That's where the intrigue comes from. It's not as if he's shaking up the landscape of the NBA. He's coming back to an average team and is unlikely to elevate it to championship-contending status. We're talking about a player and a franchise that have won just one second-round playoff game since 2010. And after all the breathless speculation about his return date, it turns out we're talking about a player who missed only the first 19 games of the season. Players miss stretches like that all the time; Kobe himself missed the first 15 games of the 1999-2000 season.
The thing is, we're talking about him. Kobe is a rare commodity, one of the few athletes who can command such lavish attention regardless of which place his team occupies in the standings. Sports -- and the NBA in particular -- have a need for these iconic figures. It's a role Kobe has embraced, and yes, feeds into.

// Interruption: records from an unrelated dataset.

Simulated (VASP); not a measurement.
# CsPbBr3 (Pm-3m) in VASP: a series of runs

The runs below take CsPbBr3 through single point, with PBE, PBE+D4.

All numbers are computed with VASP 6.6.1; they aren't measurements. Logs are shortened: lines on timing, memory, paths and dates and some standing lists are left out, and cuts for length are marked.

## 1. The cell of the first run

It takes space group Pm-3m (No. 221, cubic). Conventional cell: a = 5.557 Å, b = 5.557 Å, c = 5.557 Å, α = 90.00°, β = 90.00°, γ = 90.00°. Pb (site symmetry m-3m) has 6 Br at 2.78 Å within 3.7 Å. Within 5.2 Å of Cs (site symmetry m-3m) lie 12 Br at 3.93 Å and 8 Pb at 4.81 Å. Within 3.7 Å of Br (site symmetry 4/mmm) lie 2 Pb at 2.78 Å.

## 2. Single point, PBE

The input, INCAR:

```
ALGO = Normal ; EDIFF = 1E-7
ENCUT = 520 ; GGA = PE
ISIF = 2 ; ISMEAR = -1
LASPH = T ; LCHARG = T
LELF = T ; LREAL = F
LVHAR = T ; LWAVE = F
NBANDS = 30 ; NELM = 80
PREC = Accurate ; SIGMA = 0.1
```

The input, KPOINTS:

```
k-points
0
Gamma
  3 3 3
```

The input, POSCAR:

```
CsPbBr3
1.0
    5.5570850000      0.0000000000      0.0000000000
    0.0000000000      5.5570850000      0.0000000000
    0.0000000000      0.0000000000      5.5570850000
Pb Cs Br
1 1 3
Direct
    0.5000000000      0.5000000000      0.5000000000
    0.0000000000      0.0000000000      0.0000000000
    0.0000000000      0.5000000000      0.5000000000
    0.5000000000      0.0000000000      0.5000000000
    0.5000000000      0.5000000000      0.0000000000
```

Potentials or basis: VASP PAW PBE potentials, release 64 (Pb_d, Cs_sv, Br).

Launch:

It's reached preposterous proportions, hasn't it? The buzz that started with his first practices, prompting a Los Angeles sports radio station to run ads paying tribute to the player referred to simply as "Him." The overly dramatic Facebook video with the grammatically nonsensical "Seasons of Legend" title, followed by computer-generated images of the golden No. 24 jersey buffeted by wind, rain and snow. The eager anticipation of his return, as if Mission Control was establishing contact with the first astronaut to make it through re-entry to the Earth's atmosphere. And the fact Kobe's return can generate those absurdities is what makes it so wonderful.
We're paying him too much attention just like the Lakers are paying him too much money for his extension. In both cases, Kobe earned it. He's made buying a ticket or turning on the TV to watch him worthwhile so many times already that it warrants further investment. If anything, he deserves extra scrutiny now because this isn't just the comeback, it's the countdown. Kobe's contract covers 227 more games, with no promises of another contract when it's done. He's on the books for 2 ¾ seasons, no more. The moment he leaves, the NBA will be about 25 percent less interesting.
There's another way this will be a new experience for Bryant: for the first time we'll be judging him within the context of himself. He might find it liberating. Even though he came to feel burdened by the constant, self-induced comparisons to Michael Jordan, Bryant also realized it was a sign he was doing something right. And trust me, he considers one of the greatest testimonies to his career that he was the constant in an ever-evolving series of NBA debates: Kobe vs. Vince, Kobe vs. T-Mac, Kobe vs. Iverson, Kobe vs. LeBron.
Now it's Kobe vs. Kobe. The 2013-14, post-Achilles version against the player who scored 31,617 points in his first 17 seasons. In some ways it can be tougher than going one-on-one against someone else. For example, the 2012-13 season didn't raise many eyebrows or drop jaws, simply because it didn't match his peak performances. At age 34, when decline should have been evident, he put up a scoring average of 27.3 points that bested nine of his previous 16 seasons, and an assists average of 6.0 that matched his career high. Kobe took great pride in it, because he knew how hard he had to work to maintain his standards while his body grew older. The effort required was reaching the point that he wondered if he could continue to do so, or even if he wanted to. Then he tore the Achilles, and had a fresh challenge to motivate him.
In 2005, before he'd even reached the midpoint of his NBA career, Kobe told me: "I hope, one day, people will look back at my career and see everything that I've been through, everything that my fans have been through … and I just stayed steady. I didn't wig out. I just stayed steady, I stayed professional.
"And at the end of the day, when it's my last year, people can look back and say, 'You know what? He had a hell of a career, he was a hell of a basketball player, a hell of a person.' And then they'll appreciate all the years prior, too."
It's not the end of the day yet, but the sun is dipping toward the horizon. In other words, it's time to get a head start on the appreciation.